How to create a layer with different-sized filters

lesscomfortable · January 17, 2018, 11:19am

Hi!

I need to create a 2-layer convolutional net that takes as input a 3-224-224 image, uses 50 kernels of 33, 50 kernels of 44 and 50 kernels of 5*5 in each layer to perform convolutions and then returns an image.

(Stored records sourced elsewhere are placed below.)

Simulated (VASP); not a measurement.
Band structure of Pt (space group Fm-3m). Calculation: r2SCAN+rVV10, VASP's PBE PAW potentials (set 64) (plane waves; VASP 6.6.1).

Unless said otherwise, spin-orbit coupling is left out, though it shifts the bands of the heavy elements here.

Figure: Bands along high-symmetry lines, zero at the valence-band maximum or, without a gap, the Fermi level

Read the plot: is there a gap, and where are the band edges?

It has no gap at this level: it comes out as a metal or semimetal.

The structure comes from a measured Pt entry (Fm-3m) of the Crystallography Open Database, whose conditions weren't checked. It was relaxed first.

Can someone help me with an example of this? I tried the following code with a batch size of 16 but the output is torch.Size([16, 142572]), not the 16-3-224-224 that I was expecting.

 class Net(nn.Module):
     def __init__(self):
         super(PrepNetwork, self).__init__()
         self.layer1P = nn.Sequential(
             nn.Conv2d(3, 50, kernel_size=3, padding=1),
             nn.ReLU(),
             nn.Conv2d(50, 50, kernel_size=4, padding=1),
             nn.ReLU(),
             nn.Conv2d(50, 50, kernel_size=5, padding=1),
             nn.ReLU())
         self.layer2P = nn.Sequential(
             nn.Conv2d(50, 50, kernel_size=3, padding=1),
             nn.ReLU(),
             nn.Conv2d(50, 50, kernel_size=4, padding=1),
             nn.ReLU(),
             nn.Conv2d(50, 3, kernel_size=5, padding=1))
 
     def forward(self, x):
         h1 = self.layer1P(x)
         out = self.layer2P(h1)
         out = out.view(out.size(0), -1)
         return out

Thanks in advance!

ptrblck · January 17, 2018, 11:35am

Remove out = out.view(out.size(0), -1) from your forward method amd you will get an output shape of [batch, 3, 218, 218].

.view works like reshape in numpy. So basically you are flattening your output, which gives [batch, 3*218*218=142572].

If you need the same width and height (224) in your output, change the padding in your conv layers, i.e.:

padding=1 for kernel_size=3
padding=2 for kernel_size=5

Since kernel_size=4 is even, it’s a bit more complicated, because it will change the output size by +/-1 for padding=1/2.
In your case, you could leave padding=1 in layer1P and set it to padding=2 in layer2P for kernel_size=4 and you will get an output with the shape [batch, 3, 224, 224].

lesscomfortable · January 17, 2018, 11:48am

Thank you for the detailed answer! Do you know some resource where I could learn how kernel size and padding affects the dimensions of the final output?

ptrblck · January 17, 2018, 12:00pm

Have a look at the lecture about CNNs in Stanford’s CS231n.
It makes the input and output sizes clear and gives you an intuition on what’s happening in a conv layer.